In his article ‘Why Developing Countries Prove so Resistant to the Rule of Law’, Barry Weingast notes that transplanting institutions and policies directly from developed societies into developing ones rarely helps to produce the long-term economic growth and rule of law that western donors want these countries to attain. As part of this week’s editorial plan focus on international public law in action, this blog will suggest that traditional justice systems can help build sustainable peace in post-conflict situations.

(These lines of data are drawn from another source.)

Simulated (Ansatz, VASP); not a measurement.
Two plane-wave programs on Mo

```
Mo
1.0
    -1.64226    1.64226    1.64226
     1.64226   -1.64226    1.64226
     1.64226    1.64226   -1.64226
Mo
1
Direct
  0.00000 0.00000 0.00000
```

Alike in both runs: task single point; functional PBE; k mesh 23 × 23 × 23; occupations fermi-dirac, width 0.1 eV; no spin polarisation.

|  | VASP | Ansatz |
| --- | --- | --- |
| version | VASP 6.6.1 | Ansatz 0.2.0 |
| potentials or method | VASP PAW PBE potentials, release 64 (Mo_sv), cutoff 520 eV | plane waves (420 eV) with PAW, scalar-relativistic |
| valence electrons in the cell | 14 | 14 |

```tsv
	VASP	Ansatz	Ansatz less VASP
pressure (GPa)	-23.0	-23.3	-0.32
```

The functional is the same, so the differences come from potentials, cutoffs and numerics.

Weingast explains that the reason why western ideals of constructing fully fledged democracies under the rule of law fail to materialize lies in the fact that reform efforts do not understand the role of violence in structuring the ‘natural state’ (generally referred to as fragile state). In natural states – which most post conflict countries belong to – access to state privileges is limited to the elite, and the provision of services is limited to those that support the elite. Order and the absence of violence rest upon a system of rights and privileges that provides elites incentives to cooperate rather than fight. For those sections of society that do not belong to the elite, incentives like the provision of basic services are often used to quell unrest and maintain a semblance of stability. In such countries, the constitution is easily pushed aside for the sake of political leaders’ interests.
With an elite determined to maintain their grip on power, coupled with a population that depends on the elite for the provision of basic services, its no surprise that international post-conflict reconstruction efforts are met with suspicion and resistance. Weingast argues that donor countries forget that by dismantling the system they also undercut the system of service provision and elite cooperation that holds society together and prevents violence and disorder. Therefore, even efforts that are focused on increasing local ownership and capacity will not necessarily help to increase the effectiveness of reform packages. As Thorsten Benner remarks, local elites are often already quite ‘capable and very much in the driver’s seat – albeit driving in a different direction from that intended by the donors’.
Failing to see this, donors wonder why liberal international state-building projects have repeatedly produced illiberal outcomes. In Afghanistan, for example, international rule of law programs focused upon improving the judicial system at the central state level. With a Western model in mind, the programs strived to train legal staff, promote the independence of judges and establish a Supreme Court. Yet Veronica Taylor argues that the independent training of judges and a centralized legal system does not fare well in each and every context. She notes that judges in many Asian countries are trained together with legal personnel so as to make students aware of their shared mission to maintain and promote the rule of law at the service of the state. Again, simply exporting Western ideas does not necessarily help to improve the situation. After a decade of reform, the formal justice system in Afghanistan continues to play a marginal role across society. The traditional justice system of jirgas and shuras, on the other hand, accounts for the resolution of 80% of all criminal and civil law cases.
A way to improve justice without undermining local power structures to the extent that it endangers popular support for reforms would be to settle with lower, and more locally informed standards, based on the traditional justice systems. A good example of such an effort is the rule of law reform program in Timor-Leste. Here, like in Afghanistan, a hybrid system emerged after independence. Local justice mechanisms continued to function in parallel with the formal legal system and were generally more trusted than their formal counter-parts. The main reason for confidence in the traditional system was that it resolved conflicts according to cultural norms and heritage and was less expensive and more effective than the formal justice system. Accordingly, the government in Timor-Leste did not try to completely discard the traditional justice system. Rather than attempting to entirely displace the informal system the government, supported by the international community, began a nationwide consultation on the legal recognition of customary law processes in 2009. Customary penalties such as financial compensation are now being incorporated into the formal legal code.
The case of Timor-Leste shows that it is possible to forge a bridge between traditional and formal justice. It also demonstrates the merits of promoting hybrid judicial systems that work instead of aiming for mechanisms associated with developed states. Nevertheless, the international community needs to define ‘good enough’ justice in order to prevent hybrid systems that undermine the human rights they are supposed to promote. Fortunately, two decades of interventions have taught the international community some lessons. As Thorsten Benner notes in yesterday’s podcast, the UN is already looking at ways to combine Sharia and Islamic law with international legal standards so as to improve the effectiveness and acceptability of its Rule of Law programs.